Santana-Acuña, Á. (2020). Ascent to Glory: How One Hundred Years of Solitude Was Written and Became a Global Classic. New York: Columbia University Press.
Álvaro Santana-Acuña’s Ascent to Glory is a careful and thoroughly researched analysis of how Gabriel García Márquez’s novel One Hundred Year of Solitude, first published in 1967, was imagined, became an international sensation, and, eventually, a classic text in the global literary canon. It therefore contributes to ongoing debates in the sociology of art and literature concerning the nature of cultural consecration and the role of networks in the processes of art production as well as reputation building. More than this, however, the book constitutes an enjoyable narrative that can be read by specialists and non-specialists alike. While the former group will find a detailed and theoretically nuanced analysis of a globally consecrated text, the latter will relish an account of how an artwork comes about and to be ‘great’. Finally, there is a third group of readers to whom the book will appeal – hard core Márquez fans. They, however, might find the book upsetting, because it dispels some of the most beloved myths of Márquez’s genius.

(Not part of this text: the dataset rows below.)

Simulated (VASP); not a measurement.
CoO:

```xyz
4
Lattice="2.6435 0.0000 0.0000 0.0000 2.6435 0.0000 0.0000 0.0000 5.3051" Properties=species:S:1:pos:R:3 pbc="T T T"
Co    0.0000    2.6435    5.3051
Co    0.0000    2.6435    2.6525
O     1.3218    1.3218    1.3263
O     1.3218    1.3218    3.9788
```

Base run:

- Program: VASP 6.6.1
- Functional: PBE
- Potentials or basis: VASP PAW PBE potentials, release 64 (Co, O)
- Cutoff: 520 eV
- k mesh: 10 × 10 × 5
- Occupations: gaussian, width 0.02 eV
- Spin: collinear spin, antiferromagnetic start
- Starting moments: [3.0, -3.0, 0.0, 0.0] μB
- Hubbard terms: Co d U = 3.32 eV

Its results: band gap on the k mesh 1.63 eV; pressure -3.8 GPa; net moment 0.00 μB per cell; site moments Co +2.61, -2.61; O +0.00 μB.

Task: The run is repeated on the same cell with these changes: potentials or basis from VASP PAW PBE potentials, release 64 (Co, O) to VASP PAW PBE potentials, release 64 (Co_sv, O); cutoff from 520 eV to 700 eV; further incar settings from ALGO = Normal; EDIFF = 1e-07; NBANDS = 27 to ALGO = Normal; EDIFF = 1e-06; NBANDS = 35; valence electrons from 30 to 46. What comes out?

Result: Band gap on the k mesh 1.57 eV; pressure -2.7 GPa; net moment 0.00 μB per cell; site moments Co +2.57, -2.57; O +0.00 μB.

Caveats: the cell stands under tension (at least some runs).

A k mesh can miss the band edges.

The book is organised into two fundamental parts and an appendix, which is meant for specialists. The first part, From the Idea To the Book analyses the structure of Gabriel García Márquez’s literary imagination. Santana-Acuña explores how it was possible for Márquez to actually imagine a work of literature that came to be the One Hundred Years of Solitude. The gist of the argument here is that although the novel famously, and demonstratively, thematises solitude, it was conceived and written in anything but seclusion. To the contrary, Márquez imagined and wrote it while participating in several exclusive networks of literary professionals in several countries across the globe who consistently gave him feedback and inspiration to write the novel, which was taking shape in his mind for more than two decades. At the same time, as Santana-Acuña explains, Márquez was lucky in terms of timing – his novel appeared just at the right moment, as the book market in Latin America became consolidated and the idea of Latin American literature was taking root in the global landscape of literary imagination.
The second part of the book, entitled Becoming a Global Classic, concerns the process by which Márquez’s already bestselling book became disentangled or ‘disembedded’ from its local and temporal contexts and elevated into the global canon of literary classics. Santana-Acuña explores how, paradoxically, conflicts within the network that originally enabled Márquez to produce the novel, contributed to the novel’s independence as a ‘landmark… no longer controlled by a single publisher’ (p. 199) or former collaborators who once co-created it. Moreover, Santana-Acuña investigates the role of myths to rise up around the production of the novel and its author, as well as the ways in which some key symbols of One Hundred Years of Solitude acquired a memetic quality – they became ‘indexicals’ in Santana-Acuña’s parlance – and continue to be used relatively independently of the novel itself. It is worth noting that the chapter also contains a section on counterfactuals, or books which, compared to One Hundred Years of Solitude, failed to make the canon and leave a mark as lasting as Márquez’s novel. Santana-Acuña uses the example of these counterfactuals to demonstrate the strength of his approach.
Finally, the appendix Why and How to Study Classics clarifies the book’s contribution to the sociology of literature. Santana-Acuña explains in detail the conceptual resources deployed in his research, such as ‘imagination’, ‘niche’, ‘disembedding’, ‘indexicals’, and ‘counterfactual cases’. I think that, in particular, it is the foregrounding of the imaginative process, and the way in which imagination is shaped by collaborations within particular social niche/s, that will go on to be most influential in the sociology of literature, as well as in the sociology of knowledge more generally. Moreover, Santana-Acuña’s method of researching impact and resonance of cultural objects through indexicals, which he has already explored in-depth in previous work (2014), is both sophisticated and analytically illuminating.
All in all, Ascent to Glory is a very solid contribution to the landscape of the sociology of literature. What stands out most about the book is the complexity with which the author addresses the conundrum of the global classic status of Márquez’s novel. Santana-Acuña effectively dovetails different perspectives – from textual analysis of the novel and biographical exploration of the author’s life to macro-level foci of institutions and the wider zeitgeist – to deliver a persuasive and highly readable account of literary consecration. Moreover, the author offers innovative theoretical and methodological resources that will be of great utility for future researchers of literary reputation and cultural objects.
The book is not entirely without issue, however. One concern that could be raised is the nature of a number of the ‘counterfactuals’, or books that failed to succeed on the scale of One Hundred Years of Solitude. Santana-Acuña’s explanatory accounts of these counterfactuals are not always entirely persuasive – for example, in the case of Lezama Lima’s Paradiso, the author notes that its ‘innovative language and narrative style’ (p. 266) precluded its success. But if language and complexity were an issue, how and why would stylistically complex, labyrinthine tomes such as Joyce’s Ulysses achieve the status of classics? That said, there are few books that do not raise questions – and tend not to be very good. Álvaro Santana-Acuña’s Ascent to Glory is the opposite case, and well-worth taking the time to read.